The "detection / mitigation already in design" column is not decoration. It's where most analysts go wrong on the second pass — see the next step.

To turn rates into the per-year probabilities the OR/AND arithmetic needs, use mission time T = 8760 h and the exponential reliability model: P = 1 − exp(−λT) ≈ λT when λT is small. For BE-001 the small-λT approximation breaks down (λT = 0.438), so we use the exact form: P = 1 − exp(−0.438) ≈ 0.354. For every other hardware basic event, λT < 0.02 and the linear approximation is accurate to better than 1%.

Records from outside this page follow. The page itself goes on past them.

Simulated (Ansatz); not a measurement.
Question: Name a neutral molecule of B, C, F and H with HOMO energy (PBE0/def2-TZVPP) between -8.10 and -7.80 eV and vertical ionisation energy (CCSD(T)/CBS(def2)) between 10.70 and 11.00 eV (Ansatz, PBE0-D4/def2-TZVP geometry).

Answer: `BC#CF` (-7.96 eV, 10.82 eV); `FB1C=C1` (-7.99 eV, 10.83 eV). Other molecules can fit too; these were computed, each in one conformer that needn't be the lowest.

Why these particular numbers — and a candid warning The λ for a signal lamp at 5×10⁻⁵/h includes all lamp failures, not just wrong-side ones. Most lamp failures produce a dark signal which, by operating rule, is treated as the most restrictive aspect — driver stops, no SPAD. If you propagate the raw λ straight up the tree, you'll over-count the contribution of the signalling branch by roughly two orders of magnitude. We'll quantify the tree as-built first (Step 5), expose this exact distortion in the importance ranking (Step 6), and then come back to fix it. Walking through the wrong answer once is the fastest way to learn why the correction matters.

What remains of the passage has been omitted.